Anytime you make a lot of changes to a project, you take a chance on something going wrong. It could be something as simple as forgetting to plug in a senor or something more significant — like a mechanical problem. In the case of our C6 Corvette project, we didn’t even know we had a problem until after a successful dyno session.
The new powerplant in our C6 consists of a Chevrolet Performance LSX 376 crate engine mated to a ProCharger Stage-2 D-1SC system. This combination, with 13-pounds of boost and a conservative tune, cranked out 653 rear-wheel horsepower and 646 lb-ft of torque at the wheels, running 91 octane gas. While we had intentions of bringing the car back for a more aggressive tuning session, we ran into an issue.
Before our second dyno session at Powerlabs, Brian Petty, owner of the C6, took the boosted ‘Vette for a spin and, everything seemed normal. But, when Brian stepped on the throttle, he found a problem. Under power, the Corvette would shift from First gear to Third gear, bypassing Second altogether. Even though it felt fine at part throttle, it was apparent that 6L80E was doomed and in need of a rebuild. We made a call to Hughes Performance to get the transmission whipped back into shape.
Since the transmission had to be rebuilt, Brian decided to go with the no-holds-barred approach and get the best six-speed transmission and torque convertor Hughes had to offer. The built 6L80E is rated at 1,000 horsepower and will ensure that no matter how much boost we might throw at the current combination, we do not need to worry about transmission failure again. Hughes was on the ball as usual, and Brian had the new transmission and convertor at his door within a few days.
With the new driveline back in its proper place, it was time to hit the rollers once again. On the first pull, we were able to make 643.5 horsepower 671 lb-ft of torque at 5,000 rpm, putting the C6 right where we left off during our previous dyno session. For the next pull, Jeremy Bird of Powerlabs decided to add more fuel and RPM. With an additional two-degrees of timing and a pull to 6,500 rpm, the ProCharged 376 cranked out 706.7 horsepower and 675 lb-ft of torque. All this while still drinking 91-octane pump gas and using a low boost number. For dyno run number three, Jeremy cleaned up the fueling and everything else remained the same. This change netted more gains, sending the horsepower to 735. The torque rocketed to 704.5 lb-ft.

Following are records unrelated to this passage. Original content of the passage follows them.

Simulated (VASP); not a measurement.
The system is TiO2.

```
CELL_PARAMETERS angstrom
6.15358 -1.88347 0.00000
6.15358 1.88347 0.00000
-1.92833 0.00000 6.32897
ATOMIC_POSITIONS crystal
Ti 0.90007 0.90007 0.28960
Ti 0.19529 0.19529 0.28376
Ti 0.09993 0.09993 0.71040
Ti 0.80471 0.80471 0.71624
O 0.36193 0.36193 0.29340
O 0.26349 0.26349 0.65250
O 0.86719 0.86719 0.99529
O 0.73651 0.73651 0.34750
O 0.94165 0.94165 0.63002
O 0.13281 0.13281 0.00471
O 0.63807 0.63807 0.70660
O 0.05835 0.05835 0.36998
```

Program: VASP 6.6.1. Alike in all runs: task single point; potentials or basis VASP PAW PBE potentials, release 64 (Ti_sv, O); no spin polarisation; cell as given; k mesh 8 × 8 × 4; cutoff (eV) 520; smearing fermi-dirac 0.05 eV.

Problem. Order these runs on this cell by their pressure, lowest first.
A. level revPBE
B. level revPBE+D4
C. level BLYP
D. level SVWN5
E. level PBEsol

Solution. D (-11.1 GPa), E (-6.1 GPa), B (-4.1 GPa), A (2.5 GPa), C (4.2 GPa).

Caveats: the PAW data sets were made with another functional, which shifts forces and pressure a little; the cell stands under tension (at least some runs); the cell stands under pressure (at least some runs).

While we’re thrilled with the performance of the ProCharged LSX 376 and the new Hughes Performance transmission, we have more in store. Our plans include switching out the runners in the FAST LSXR intake manifold, upping the boost, and comparing VP Racing Fuel’s MS109 racing fuel and E85 on the dyno. Who knows, we might even install a larger ProCharger to really see what this combination is capable of producing.